Amazon Is Banning People For Making Too Many Returns (businessinsider.com)
Amazon -- which for years has maintained the standard for free returns online -- might now ban users for making too many returns. From a report:The Wall Street Journal on Tuesday documented complaints that the e-commerce giant had barred customers who had returned items. Amazon apparently failed to alert the customers that they had returned too many items before the bans. The Journal spoke with two people and cited dozens more online who said they had been barred from Amazon, as well as others who received emails from the company after returning some items. The two people who spoke with The Journal seem to be part of a wave of hundreds of people who were barred from Amazon in late March and early April, as previously reported by Business Insider.
I've read of some people buying and returning the same item every month so they never had to actually pay for it since Amazon kept giving them a full refund.
my karma will be here long after I'm gone
Amazon is acting rationally.
From better articles about this, it appears a large number of the bans were actually people who used returns as part of a fake review scheme. They'd 'buy' something, review it as a 'verified purchase', then return it at the last possible minute to get discounts, freebies or pay outs.
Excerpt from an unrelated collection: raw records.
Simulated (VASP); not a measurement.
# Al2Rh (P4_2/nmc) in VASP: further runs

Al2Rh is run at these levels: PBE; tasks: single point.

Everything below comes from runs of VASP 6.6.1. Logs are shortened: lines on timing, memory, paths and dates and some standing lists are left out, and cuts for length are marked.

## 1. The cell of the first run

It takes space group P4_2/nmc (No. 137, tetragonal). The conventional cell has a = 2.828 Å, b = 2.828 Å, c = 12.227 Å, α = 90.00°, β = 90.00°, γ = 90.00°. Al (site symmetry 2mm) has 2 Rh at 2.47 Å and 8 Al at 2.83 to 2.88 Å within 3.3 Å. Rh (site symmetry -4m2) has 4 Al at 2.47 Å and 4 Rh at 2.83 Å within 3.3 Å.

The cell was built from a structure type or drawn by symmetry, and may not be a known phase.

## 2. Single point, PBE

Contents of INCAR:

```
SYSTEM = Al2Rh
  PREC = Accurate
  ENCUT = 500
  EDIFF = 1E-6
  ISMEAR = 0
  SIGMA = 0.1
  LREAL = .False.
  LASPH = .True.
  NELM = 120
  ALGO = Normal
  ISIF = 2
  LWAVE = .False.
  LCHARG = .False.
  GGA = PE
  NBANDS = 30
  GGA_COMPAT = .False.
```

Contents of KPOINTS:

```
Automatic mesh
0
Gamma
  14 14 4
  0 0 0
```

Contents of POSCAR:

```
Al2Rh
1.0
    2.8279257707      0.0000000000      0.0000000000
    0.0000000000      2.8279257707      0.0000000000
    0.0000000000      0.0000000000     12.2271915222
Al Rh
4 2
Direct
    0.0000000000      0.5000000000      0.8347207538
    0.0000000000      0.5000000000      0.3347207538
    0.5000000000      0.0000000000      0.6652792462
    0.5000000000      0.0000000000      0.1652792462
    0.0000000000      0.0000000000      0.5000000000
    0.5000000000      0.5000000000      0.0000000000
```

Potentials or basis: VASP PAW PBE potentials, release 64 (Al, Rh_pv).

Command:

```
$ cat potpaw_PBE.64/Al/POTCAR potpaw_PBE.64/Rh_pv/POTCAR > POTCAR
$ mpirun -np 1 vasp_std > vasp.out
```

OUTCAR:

They're banning "hundreds" of people out of the hundreds of millions of customers they have. These are people who are abusing the system, and they deserve the bans (well, maybe some of them don't, but I strongly suspect they all do). People like that are the reason why companies have to institute less lenient return policies, and by banning them Amazon can prevent abuse of their policies while still allowing people who may have legitimate reason for returning items to do so. In other words, Amazon can offer those free returns precisely because they ban people who abuse them, not because they ban people who use them.
"None can love freedom heartily, but good men; the rest love not freedom, but license." --John Milton
There are people on YouTube who have channels devoted to unboxing Amazon items that they clearly have no intention of ever keeping.
Many of the reviews are truly low on content because you can tell the person has unboxed his/her 50th item that day, and they don't have the energy or knowledge to say anything of value.
Amazon isn't in the business of allowing these people to profit from free returns.